Hello, I am a little stuck on this problem, would appreciate some help. Thank you!

Step 1: Protonation (activation of the strained σ bond)

H₃O⁺ protonates the bicyclobutane (effectively at/into the very strained central bond).

This generates a bicyclobutonium ion (a nonclassical, bridged cation).
Think of it as the bicyclobutane analogue of a protonated alkene: you've created a cationic "σ-complex".

Step 2: Strain-release ring opening → the more stable carbocation

One of the bicyclobutane C–C bonds cleaves to relieve strain, giving a cyclopropylcarbinyl cation (often in equilibrium with a bicyclobutonium form).

Regioselectivity: the bond breaks in the direction that places the positive charge at the substituted carbon (the carbon bearing the alkyl chain and the methyl group), because that gives the most stabilized (tertiary) carbocation character.

At this point you have exactly the cationic center that, when trapped, becomes the carbon bearing OR in the product.

Step 3: Nucleophilic capture by the alcohol (ROH)

1-propanol attacks the carbocation center (the substituted carbon) to form the new C–O bond.
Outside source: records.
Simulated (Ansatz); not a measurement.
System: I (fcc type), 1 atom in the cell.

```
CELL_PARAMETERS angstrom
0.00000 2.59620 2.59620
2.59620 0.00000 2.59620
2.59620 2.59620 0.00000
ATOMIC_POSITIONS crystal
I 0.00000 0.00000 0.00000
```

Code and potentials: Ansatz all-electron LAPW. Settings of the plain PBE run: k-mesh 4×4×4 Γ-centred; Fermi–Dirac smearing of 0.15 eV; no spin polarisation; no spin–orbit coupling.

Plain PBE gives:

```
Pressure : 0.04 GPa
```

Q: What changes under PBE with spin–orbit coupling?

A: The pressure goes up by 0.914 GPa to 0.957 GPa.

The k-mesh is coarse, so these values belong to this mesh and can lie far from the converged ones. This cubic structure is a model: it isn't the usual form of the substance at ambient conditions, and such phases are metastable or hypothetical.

This gives an oxonium ion (R–O⁺H attached to the carbon skeleton).

Step 4: Deprotonation (regenerate acid)

Water (or another ROH) removes the proton from the oxonium ion.

Product is the ring-opened cyclopropane ether shown, and H₃O⁺ is regenerated (acid-catalyzed).

Notes that help you justify B

The cyclopropane ring in the product is the "residue" of bicyclobutane after selective bond cleavage (strain release).

The alkyl chloride chain is spectator here (it doesn't ionize under these conditions relative to the bicyclobutane activation).

If the nucleophile were H₂O instead of ROH, you'd get the analogous alcohol at the same carbon.